I've no doubt that the systen should be warm enough, Judy... as your guy has said. It doesn't sound as though it's been set up properly though.

I installed underfloor heating in a barn conversion a couple of years ago. Downstairs only, divided into several zones, each controlled by an individual thermostat for each zone (wall mounted controls for each.

Even in a very cold winter, the upstairs rads rarely had to come on at all. That's how a good system should operate. In fact, when they lit the sitting room woodburner, they were down to T-shirts!

Was there a good level of insulation below the UH heating?

A few more thoughts while we're waiting for Judy to get back.

From here, it does sound as though the installer has treated the UH as one huge radiator. TRVs upstairs, and one roomstat, and one rad downstairs.
UH pipework should be in several sections to provide the zones.

Pipework from each room or zone should be taken separately to a manifold somewhere. This manifold brings the whole UH system together to connect to the heat source.

In effect, controlled zoning is really the same as individual rads with TRVs for each "room".
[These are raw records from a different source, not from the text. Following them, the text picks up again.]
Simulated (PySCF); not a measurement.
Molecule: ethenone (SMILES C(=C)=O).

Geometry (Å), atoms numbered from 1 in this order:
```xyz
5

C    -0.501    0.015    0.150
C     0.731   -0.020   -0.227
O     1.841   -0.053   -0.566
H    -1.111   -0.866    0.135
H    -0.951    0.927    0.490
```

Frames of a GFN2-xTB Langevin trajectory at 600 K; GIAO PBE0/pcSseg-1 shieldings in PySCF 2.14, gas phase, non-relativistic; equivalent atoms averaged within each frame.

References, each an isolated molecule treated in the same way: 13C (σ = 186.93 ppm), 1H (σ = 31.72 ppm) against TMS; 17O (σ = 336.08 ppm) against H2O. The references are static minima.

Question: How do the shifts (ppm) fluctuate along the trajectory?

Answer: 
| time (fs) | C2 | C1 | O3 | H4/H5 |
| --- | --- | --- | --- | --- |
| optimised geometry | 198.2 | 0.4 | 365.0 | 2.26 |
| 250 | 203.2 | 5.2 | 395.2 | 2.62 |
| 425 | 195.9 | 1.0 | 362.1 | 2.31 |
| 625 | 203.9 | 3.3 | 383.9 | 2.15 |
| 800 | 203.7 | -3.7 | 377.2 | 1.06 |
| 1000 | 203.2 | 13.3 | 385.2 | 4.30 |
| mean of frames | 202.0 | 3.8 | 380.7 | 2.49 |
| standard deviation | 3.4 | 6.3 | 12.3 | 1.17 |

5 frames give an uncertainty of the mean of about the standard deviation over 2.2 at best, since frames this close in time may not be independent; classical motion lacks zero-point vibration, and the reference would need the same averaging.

Trying to control the whole thing with a roomstat is likely to be quite inefficient. UH doesn't work as a normal rad system as we know it. For a start, it runs at a much lower temp than ordinary rads. It should be controlled separately.
I agree with The Builder about the insulation. We have a polystyrene base with reflective boards laid on top that the pipework feeds through.

I am zoned but some areas are closed off, if it is an open area would zoning work in the same way on a downstairs run of UFH?
Eccles ........ zoning is really only separate, controlled areas pipework. I don't see why it still couldn't be zoned as with anywhere else.